Democracy Gone Astray

Democracy, being a human construct, needs to be thought of as directionality rather than an object. As such, to understand it requires not so much a description of existing structures and/or other related phenomena but a declaration of intentionality.
This blog aims at creating labeled lists of published infringements of such intentionality, of points in time where democracy strays from its intended directionality. In addition to outright infringements, this blog also collects important contemporary information and/or discussions that impact our socio-political landscape.

All the posts here were published in the electronic media – main-stream as well as fringe, and maintain links to the original texts.

[NOTE: Due to changes I haven't caught on time in the blogging software, all of the 'Original Article' links were nullified between September 11, 2012 and December 11, 2012. My apologies.]

Sunday, August 25, 2013

Grass crime no! Grain crime yes! The inconsistencies of Prime Minister Harper

Prime Minister Stephen Harper is open in his disdain for Liberal Leader Justin Trudeau's politically calculated admission he has recently consumed marijuana.

Fair enough under the circumstances, I guess. I'm enough of an old fuddy-duddy myself to feel that a citizen, let alone a Parliamentarian, ought to obey a law even if he or she is working to have it overturned as ill-conceived, harmful or unneeded.
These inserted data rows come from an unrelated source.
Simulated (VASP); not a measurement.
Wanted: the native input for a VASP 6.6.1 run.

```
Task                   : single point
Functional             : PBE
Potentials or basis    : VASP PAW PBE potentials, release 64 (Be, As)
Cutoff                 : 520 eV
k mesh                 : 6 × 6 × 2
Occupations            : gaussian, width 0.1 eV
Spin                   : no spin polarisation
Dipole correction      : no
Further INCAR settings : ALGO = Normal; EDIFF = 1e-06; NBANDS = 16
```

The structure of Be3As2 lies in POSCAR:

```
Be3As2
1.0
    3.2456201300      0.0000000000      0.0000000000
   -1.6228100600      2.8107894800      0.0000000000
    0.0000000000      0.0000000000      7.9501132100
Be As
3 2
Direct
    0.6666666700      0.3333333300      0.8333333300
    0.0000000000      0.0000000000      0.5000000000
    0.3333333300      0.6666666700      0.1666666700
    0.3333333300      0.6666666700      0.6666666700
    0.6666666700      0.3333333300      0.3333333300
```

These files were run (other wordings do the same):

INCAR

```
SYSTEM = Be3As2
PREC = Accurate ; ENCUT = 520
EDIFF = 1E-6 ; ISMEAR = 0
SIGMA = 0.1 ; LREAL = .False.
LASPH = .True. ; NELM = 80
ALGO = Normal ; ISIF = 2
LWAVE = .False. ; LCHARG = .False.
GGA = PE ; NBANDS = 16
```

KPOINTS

So I have to admit that Trudeau's comment left me feeling uncomfortable, especially since it so clearly illustrated the difference in the way the law treats a well-off young man with powerful connections and working class kids with no house, little influence and a beater or a bus for a ride.

Still, it must trouble our wedge-obsessed prime minister that one of his principal political opponents has concluded that what has worked as an effective wedge issue for the governing Conservatives might work just as well from the other side for the third party in Parliament.

As used to be said in the car rental business, after all, when you're only No. 2 -- or No. 3 in the case of the Liberals in the House of Commons -- you have to try harder. It must strike fear in the heart of the PM -- who doesn't really try very hard at all these days, other than to find the most convenient wedge issue -- that what worked for Avis might prove effective for young Mr. Trudeau and his Liberals as well!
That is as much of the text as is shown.